You Are Looking at Something That Never Occurred

“It’s magical to be able to make a picture that imparts a strong aesthetic experience in spite of unprepossessing subject matter,” Canadian artist Jeff Wall has previously said. “It’s much more interesting to conjure something out of nothing.” Wall is one of fourteen artists who explore reality and fantasy in a sumptuous exhibition at Zabludowicz Collection in London.

Wolfgang Tillmans, Berlin installation 1995-2000, 2000. 31 photographs, 280 x 1200 cm

The photograph is being closely examined in London right now. First, we had Double Takeshowing at Skarstedt gallery until 22 April—which brings together numerous appropriated images with a special focus on the advertising industry. It features artists including Richard Prince, Anne Collier and Barbara Kruger and questions presumptions and presentations of fact and fiction.

The first two of these artists are included in Zabludowicz Collection’s recently opened group show You Are Looking at Something That Never Occurred. The exhibition (which takes its name from a conversation between Jeff Wall and Lucas Blalock about the need for art to be experimental and mysterious) also explores the truth-telling nature—or more accurately, the fantasy-telling nature—of the camera with a comprehensive selection of works from fourteen different artists from within the collection. The images can be broken into three main categories: appropriation, staging and digital manipulation.

Wolfgang Tillmans—who is currently enjoying a solo exhibition at Tate Modern in London—features heavily. His Berlin Installation takes up an entire length of the gallery’s back room (unusually, broken up with temporary walls for this show dividing the characterful space, which works perfectly for installations and immersive works, into a more classical gallery for showing photography). The work includes thirty-one photographs which have a characteristically playful aesthetic, an ethereal vision of scenes which we might at first glance presume to be everyday, both dreamy and precisely observant. The images float about the walls, hung at varied heights, some small and inaccessibly high up. In one image we see a naked woman’s body curled over in cloudy, icy-blue bath water. A nude and widely-smiling man rolls around in grassy sand dunes in another. Clouds look as though they’re ejaculating off into the sky in a big pink burst. A figure stands next to a pool cast in late-afternoon light.

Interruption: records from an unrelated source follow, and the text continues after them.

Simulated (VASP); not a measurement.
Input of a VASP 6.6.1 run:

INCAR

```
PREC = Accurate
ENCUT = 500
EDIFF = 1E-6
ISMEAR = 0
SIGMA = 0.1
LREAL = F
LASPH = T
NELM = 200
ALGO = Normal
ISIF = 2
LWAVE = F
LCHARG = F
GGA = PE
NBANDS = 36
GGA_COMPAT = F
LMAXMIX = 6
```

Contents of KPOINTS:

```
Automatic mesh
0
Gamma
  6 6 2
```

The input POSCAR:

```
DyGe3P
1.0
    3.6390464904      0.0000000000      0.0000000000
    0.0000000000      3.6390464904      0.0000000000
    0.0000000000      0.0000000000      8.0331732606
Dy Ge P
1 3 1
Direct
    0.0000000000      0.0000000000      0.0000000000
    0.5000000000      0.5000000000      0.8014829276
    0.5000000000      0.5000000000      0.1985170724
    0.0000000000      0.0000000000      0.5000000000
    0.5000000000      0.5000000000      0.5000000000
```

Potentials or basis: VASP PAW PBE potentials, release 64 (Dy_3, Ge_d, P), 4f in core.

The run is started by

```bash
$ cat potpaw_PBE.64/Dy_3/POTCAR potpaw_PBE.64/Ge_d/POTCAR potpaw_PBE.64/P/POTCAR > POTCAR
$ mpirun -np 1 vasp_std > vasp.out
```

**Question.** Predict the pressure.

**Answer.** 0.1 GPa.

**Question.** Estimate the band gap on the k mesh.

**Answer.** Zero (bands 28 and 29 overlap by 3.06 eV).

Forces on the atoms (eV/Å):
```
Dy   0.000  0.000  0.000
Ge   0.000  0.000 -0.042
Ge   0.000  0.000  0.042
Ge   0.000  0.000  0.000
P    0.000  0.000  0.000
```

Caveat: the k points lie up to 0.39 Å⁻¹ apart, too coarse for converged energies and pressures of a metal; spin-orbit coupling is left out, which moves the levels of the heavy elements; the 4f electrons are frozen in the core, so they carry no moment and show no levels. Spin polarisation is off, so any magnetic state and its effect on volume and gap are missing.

A selection of three Anne Collier works on a nearby wall have a similarly hazy feel to them. In the monochrome, grainy Positive (California) which sits in the middle of the trio, a woman enters the sea nude, although bearing the marks of a pair of bikini bottoms. Next to this image, a vinyl is pulled from a cloud-covered sleeve and to the other side the moon casts light over blackened water. The sea, sky and the naked body are recurring images in the show.

The medium is also turned on itself in various works. In Erin Shirreff’s Roden Crater we see the sun slowly setting over a landscape, but also a second shine of light. The landscape is, in fact, made from a series of photographs of a piece of James Turell’s land art, a beam of light reflecting from the photographs’ surfaces.

Richard Prince’s Untitled (Four Women Looking in the Same Direction) from 1977 has a similarly disorienting effect, presenting photographs of women who all bear traces of film and advertising—dressed up, made up and not quite real in their mannerisms—and looking to the left of the camera with what appears to be a feigned sense of concentration or thought.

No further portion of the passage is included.